Beth Sar Shalom, Argentina's first messianic synagogue, is being built in Buenos Aires, home to half of Latin America's Jews. The city's Jewish population has been the target this decade of two deadly terrorist bombings, one of which leveled the Israeli embassy.

In spite of growing anti-Semitism, Roberto Passo, Latin America director of Chosen People Ministry, continues to minister to Buenos Aires Jews, as he has done for the past 16 years. "We've baptized over 100 Jews and maintain contact with another 1,000," he says.

The ministry has encountered resistance from the Jewish community, which views Messianic Jews as converts to Christianity.

Yet the ministry's message of reconciliation is making inroads among more secular Jews. In 1996, for example, Valeria Eichman, now living in Los Polvorines, Argentina, and married to a Baptist pastor, traveled to Beth Sar Shalom to ask forgiveness publicly for the atrocities committed by her Nazi grandfather Adolph Eichman against the Jews. "Since we have Holocaust survivors in the congregation, I preached on forgiveness for a month prior to her visit," Passo says.

Holocaust survivor Savina Medina hugged Valeria Eichman after she delivered the message, symbolically offering forgiveness on behalf of Jews.

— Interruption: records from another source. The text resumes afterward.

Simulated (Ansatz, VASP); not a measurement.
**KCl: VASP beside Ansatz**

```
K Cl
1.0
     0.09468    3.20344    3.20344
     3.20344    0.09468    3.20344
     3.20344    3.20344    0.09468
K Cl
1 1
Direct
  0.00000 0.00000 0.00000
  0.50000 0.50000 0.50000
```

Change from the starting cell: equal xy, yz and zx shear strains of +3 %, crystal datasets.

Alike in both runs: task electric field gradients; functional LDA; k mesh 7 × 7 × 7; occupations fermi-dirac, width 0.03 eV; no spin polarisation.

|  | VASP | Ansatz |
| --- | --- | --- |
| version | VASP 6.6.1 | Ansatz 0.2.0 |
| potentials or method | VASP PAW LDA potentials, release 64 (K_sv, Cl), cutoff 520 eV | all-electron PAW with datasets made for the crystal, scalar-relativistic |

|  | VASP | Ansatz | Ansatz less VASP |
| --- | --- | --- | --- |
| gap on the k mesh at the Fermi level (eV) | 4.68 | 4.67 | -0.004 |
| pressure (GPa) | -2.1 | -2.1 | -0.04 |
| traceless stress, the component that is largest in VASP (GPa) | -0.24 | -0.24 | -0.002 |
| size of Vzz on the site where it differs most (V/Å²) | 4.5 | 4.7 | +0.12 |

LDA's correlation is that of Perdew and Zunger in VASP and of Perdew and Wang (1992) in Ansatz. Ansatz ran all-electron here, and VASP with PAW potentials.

Passo says the celebration of "mixed marriages" is one of the most effective evangelistic strategies. "Many rabbis refuse to marry, say, a Jew and a Catholic. We perform the ceremony, and it has proved a great forum to share the Messiah." The ministry also offers Christians a two-year course on Jewish evangelism that eliminates Christian jargon, which can evoke anti-Semitism in the minds of Jews. "The church needs to know that in Jewish evangelism, some words are walls and others are bridges," Passo says.